A face peering out from the darkness signifying browser fingerprinting

Browser Fingerprinting and Anonymity

I’ve written before on the subject of VPNs and anonymity and, more specifically, on the fact that such a thing does not exist. The basic rebuttal to anonymity while using a VPN surrounds the use of services that already know you regardless of what IP address you’re coming from. Services that require you to log in are an example of this. If you have supplied a valid username and password to a service you’ve proven your identity. But there exists silent identifiers that can expose your activities online regardless of whether you’re using a VPN. This technique is called Browser Fingerprinting and it is highly accurate, undetectable, and immune to VPN use.

What is Browser Fingerprinting?

We’re all familiar with fingerprints and the fact that they are unique enough to identify one specific individual on the planet. What you may not know is that there is no such thing as a 100% guaranteed fingerprint match to one person. In most cases it takes a minimum of eight matching points to assign a fingerprint to a person and there can be no mismatching points.

That’s human fingerprinting and it is hard work. Human fingerprints decay rapidly and are almost never complete. Browser Fingerprinting is essentially the same idea. Match a set of data points provided by the web browser to an individual. However, because computers’ fingerprints are not comprised of rapidly decaying salt and skin residue, they’re usually complete.


HideMyAss.com

Can you give me an example of Browser Fingerprinting?

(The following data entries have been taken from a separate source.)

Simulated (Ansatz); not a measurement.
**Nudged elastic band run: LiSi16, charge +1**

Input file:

When you visit a website your browser has to supply some information so that you can see the page. One of the most damning pieces of information is your IP address. A VPN can help with that by allowing you to use a different IP address than the one your ISP assigned. When a website collects IP addresses that is considered “passive collection” because that information is supplied out of necessity. But websites can do a lot of “active collection” as well. This term refers to code on the website that purposely examines your browser for as much information as it can get. This includes:

A screenshot of my test at EFF showing the results of my browser finerprinting

For the Panopticlick to gather this amount of data it relies on a combination of Javascript and browser request headers. It is possible to surf with Javascript off (I use Script Block for Chrome) but the vast majority of people have it turned on.

So, now we see that I am leaking a ton of information about my browser. So what? There are millions of people out there surfing the same sites, how can this possibly identify me?

The answer to that lies in the “one in x browsers have this value” column. For example, only one in 1635 browsers share my “hash of canvas fingerprint” value. Add in the fact that only one in 1455 browsers share the same hash as my WebGL fingerprint and things are starting to get pretty narrow. Throw in some information such as my user agent, the fonts I am using (whaaat??) and my time zone and it becomes pretty obvious how easy it is to compile a data set that can fairly accurately identify one single browser.

But, wait. It gets worse.

It’s even possible to check what’s in your various caches. This paper on the Technical analysis of client identification methods shows this. It’s possible to check your Silverlight cache. It’s possible to check what Flash Local Shared Objects you have, your HTML5 Appcache and so much more.

When someone has the ability to compile the statistics that the Panopticlick collects, coupled with the ability to query the local storage and cache of your plugins, it becomes pretty easy to make those 8 (hundred?) points of comparison for a browser fingerprint match.

OK, I’ve been fingerprinted, so what?

This is a good point. I visited my bank website, they collected this information, so what?

The problem is that any site can collect this information from you. It’s technically possible for every site to collect this data from you. As you surf from site to unrelated site, each collects this same fingerprint data. This data is accurate enough to now correlate your trips across the web, tracking every site you’ve been to.

A VPN cannot help with this because all a VPN does is encrypt your data and hide your IP. Plugins that block javascript and Flash can help, but it’s hard to imagine being able to block all these collection attempts and still be able to functionally surf the web.